Political support for reforming gun laws
It is unclear to me that the average citizen is unconvinced to leave gun laws largely alone. Note that the average citizen is not voting for candidates who favor more restrictive gun laws. Republicans currently control all three elected portions of the government (and the unelected Supreme Court). Yes, Hillary Clinton won a plurality of the popular vote, but Donald Trump plus Gary Johnson won more votes than Clinton plus Jill Stein.
Polling
Another argument is that polling shows that citizens support various reform proposals when asked. But this support tends to be soft. Very few people vote based on that.
All gun sales should go through a background check.

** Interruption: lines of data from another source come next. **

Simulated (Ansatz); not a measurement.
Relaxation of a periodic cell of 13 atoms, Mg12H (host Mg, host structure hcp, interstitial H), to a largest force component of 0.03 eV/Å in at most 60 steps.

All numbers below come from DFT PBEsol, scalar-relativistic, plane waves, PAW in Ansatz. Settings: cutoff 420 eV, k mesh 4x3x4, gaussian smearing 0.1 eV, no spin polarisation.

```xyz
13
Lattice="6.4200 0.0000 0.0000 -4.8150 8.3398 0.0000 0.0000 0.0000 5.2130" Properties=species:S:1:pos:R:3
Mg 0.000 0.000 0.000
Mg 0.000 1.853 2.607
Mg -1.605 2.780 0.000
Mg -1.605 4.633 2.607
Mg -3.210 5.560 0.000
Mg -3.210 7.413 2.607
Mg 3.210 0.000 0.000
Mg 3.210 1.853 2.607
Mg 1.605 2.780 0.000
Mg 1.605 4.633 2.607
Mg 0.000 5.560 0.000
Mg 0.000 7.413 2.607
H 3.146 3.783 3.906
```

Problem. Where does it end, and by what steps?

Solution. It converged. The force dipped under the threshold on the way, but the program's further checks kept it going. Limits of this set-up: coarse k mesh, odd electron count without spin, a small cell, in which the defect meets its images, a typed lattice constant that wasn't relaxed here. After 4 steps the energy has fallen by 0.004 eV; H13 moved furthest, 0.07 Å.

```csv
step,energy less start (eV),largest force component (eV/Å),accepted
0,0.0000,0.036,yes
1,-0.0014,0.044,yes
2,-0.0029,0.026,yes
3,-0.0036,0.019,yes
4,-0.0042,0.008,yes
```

Most people support this. The Manchin-Toomey compromise was based on this. It was rejected by the National Rifle Association. The public reason was that it had insufficient protections against a national gun registry. Most NRA-friendly politicians voted against it, so it did not pass.
The average citizen is for this in principle, but I haven't seen a big hew and cry over it. It has not passed and would not affect most of the newsworthy events. If it were to pass, it would have minimal effect on gun rights. It is very seldom that someone legally obtains a gun without being able to pass a background check.
Ban assault weapons.
This is a bit tricky. One simple argument is to simply point out that anything that actually is an "assault weapon" is already under severe restrictions. Note that actual assault rifles are almost never used in crimes. Instead, people tend to buy lookalike guns like the AR-15.
Another argument is that we tried that. It didn't work. There are other guns that perform the same that are still available, as the differences between an "assault weapon" and any other rifle are mostly cosmetic:
The latest version of Feinstein's bill covers any semiautomatic rifle with a detachable magazine if it also has a pistol grip or forward grip, a grenade launcher or rocket launcher, a barrel shroud, a threaded barrel, or a folding, telescoping, or detachable stock.
No mass shooting has used a grenade launcher or a rocket launcher, as the ammunition is not generally available. Banning those is a solution in search of a problem.
Semiautomatic is the most common type of gun in civilian use. (Individuals in the military use fully automatic weapons. Plus there are larger weapons that don't fit well in the categories used by weapons that can be operated by a single individual.)
For the rest of it, all those things are within the capability of a 3D printer these days. Yes, actual 3D-printed guns don't work that well. But those aren't 3D-printed guns. They're parts frequently made of plastic or wood. They are exactly the kind of things that can be 3D-printed. The hard part to 3D-print is the receiver. The receiver is not restricted by the ban, so people can just buy any workable receiver and build an "assault weapon" around it.
Ineffective
As I said earlier, very few people obtain weapons legally that cannot pass a background check. So an expanded background check system would have minimal effect. The real problem is that crazy people are not getting put into the background check system as too crazy to have a gun.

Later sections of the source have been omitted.